VM network connectivity issues after NSX Manager upgrade

Products

VMware NSX

Issue/Introduction

After upgrading NSX Manager nodes, hosts in one or more clusters may experience degraded status, loss of VM connectivity, and NSX overlay tunnels will be down .
Unexpected changes in VTEP (Virtual Tunnel End Point) labels are observed on Transport Nodes, after the manage upgrade. This may lead to network disruptions and loss of VM connectivity.
Logs on the ESXi host (/var/run/log/nsx-syslog.log) show updates to the TN_TRANSPORT_SWITCHES configuration, indicating a change in the vtep_label for vmknic interfaces.
Log lines similar to the below are encountered on the NSX-managed ESXi host:

YYYY-MM-DDTHH:MM:SS.SSSZ cfgAgent[XXXXXXX]: NSX XXXXXXX - [nsx@6876 comp="nsx-controller" subcomp="cfgAgent" tid="XXXXXXX" level="info"] ConfigCache: Update TN_TRANSPORT_SWITCHES old config transport_switch { transport_switch_name: "XX XX XX XX XX XX XX XX-XX XX XX XX XX XX XX XX" ... vtep_label { dev_name: "vmkXX" label: XXXXX } ... } new config transport_switch { transport_switch_name: "YY YY YY YY YY YY YY YY-YY YY YY YY YY YY YY YY" ... vtep_label { dev_name: "vmkXX" label: YYYY } ... }

Note: The preceding log excerpts are only examples. Date, time, and environmental variables may vary depending on your environment. The displayed vtep_label value will change between the "old config" and "new config" entries. Notice how there is an update in the switch configuration, switch name is being updated and new labels are created for vmk.

Environment

VMware NSX

Cause

This issue is caused by the NSX Manager's internal logic for managing Virtual Tunnel End Point (VTEP) configurations on transport nodes, specifically when a vSphere Distributed Switch (VDS) has been renamed in vCenter prior to the NSX Manager upgrade.
During the NSX Manager upgrade process, a Transport Node update operation is triggered. NSX relies on the Distributed Switch name (in addition to its unique ID) to determine if it should re-use existing VTEP configurations.
If the DVS name has been changed in vCenter, NSX Manager misinterprets this as a new host switch, even if the underlying DVS UUID remains the same. This forces NSX to de-provision the old VTEP labels and allocate entirely new ones.

Resolution

The issue has been resolved in NSX versions 4.2.3.2, 4.2.4, 9.0.2 and 9.1.

Workaround:

For each ESXi host, identify the VTEP vmknic interfaces (e.g., vmk10, vmk11).
Retrieve the current gateway IPs for each host impacted using the command provided below:

[root@esx-01:~]esxcli network ip interface ipv4 get -i vmk10

[root@esx-01:~]esxcli network ip interface ipv4 get -i vmk11
Explicitly set the gateway IP address, even if it appears correct, using net-vdl2 for each VTEP. This command populates an internal cache that helps restore the gateway IP even if VTEP labels are updated.

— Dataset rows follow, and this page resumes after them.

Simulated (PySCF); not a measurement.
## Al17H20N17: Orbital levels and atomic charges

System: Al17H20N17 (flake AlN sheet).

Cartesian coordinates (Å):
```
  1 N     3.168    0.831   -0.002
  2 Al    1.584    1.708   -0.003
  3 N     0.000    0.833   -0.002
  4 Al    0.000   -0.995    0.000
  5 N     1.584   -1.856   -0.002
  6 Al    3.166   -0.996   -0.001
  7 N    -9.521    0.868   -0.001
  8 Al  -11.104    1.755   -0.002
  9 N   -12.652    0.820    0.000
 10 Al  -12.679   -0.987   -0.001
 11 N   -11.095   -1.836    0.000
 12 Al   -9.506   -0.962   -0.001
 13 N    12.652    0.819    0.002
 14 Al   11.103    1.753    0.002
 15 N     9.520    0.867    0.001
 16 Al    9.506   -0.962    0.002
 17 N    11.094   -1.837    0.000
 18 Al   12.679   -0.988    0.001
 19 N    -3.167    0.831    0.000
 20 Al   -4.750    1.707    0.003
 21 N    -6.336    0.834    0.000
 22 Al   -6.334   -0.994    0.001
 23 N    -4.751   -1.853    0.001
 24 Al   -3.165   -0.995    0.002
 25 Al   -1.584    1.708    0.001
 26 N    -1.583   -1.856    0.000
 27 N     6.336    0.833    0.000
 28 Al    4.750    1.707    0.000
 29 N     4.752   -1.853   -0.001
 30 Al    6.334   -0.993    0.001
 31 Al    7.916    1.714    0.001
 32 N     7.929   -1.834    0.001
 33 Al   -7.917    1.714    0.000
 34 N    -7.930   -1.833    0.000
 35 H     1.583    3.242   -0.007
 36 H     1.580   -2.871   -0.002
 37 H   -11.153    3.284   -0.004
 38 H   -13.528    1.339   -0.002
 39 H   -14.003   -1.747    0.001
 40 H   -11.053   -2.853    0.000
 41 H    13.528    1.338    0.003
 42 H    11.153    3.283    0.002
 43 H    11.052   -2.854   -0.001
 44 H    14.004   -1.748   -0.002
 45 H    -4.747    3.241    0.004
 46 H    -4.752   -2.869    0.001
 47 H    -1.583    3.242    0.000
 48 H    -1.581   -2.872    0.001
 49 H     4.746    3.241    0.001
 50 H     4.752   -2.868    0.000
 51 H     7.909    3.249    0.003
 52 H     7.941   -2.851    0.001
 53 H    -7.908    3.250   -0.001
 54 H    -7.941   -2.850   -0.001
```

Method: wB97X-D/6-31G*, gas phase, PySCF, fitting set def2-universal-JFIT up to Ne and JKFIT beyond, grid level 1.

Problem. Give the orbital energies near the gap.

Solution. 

[root@esx-01:~] net-vdl2 -G gwIP -s <dvs> -k vmk10 -x <gwIP>

[root@esx-01:~] net-vdl2 -G gwIP -s <dvs> -k vmk11 -x <gwIP>

Note: Upgrading to other versions, where the fix is not applied, after having the VDS renamed will trigger the issue. To prevent any downtime, explicitly set the GW using the vdl2 commands after the upgrade.

Additional Information

Rebooting the ESXi hosts also resolves the issue.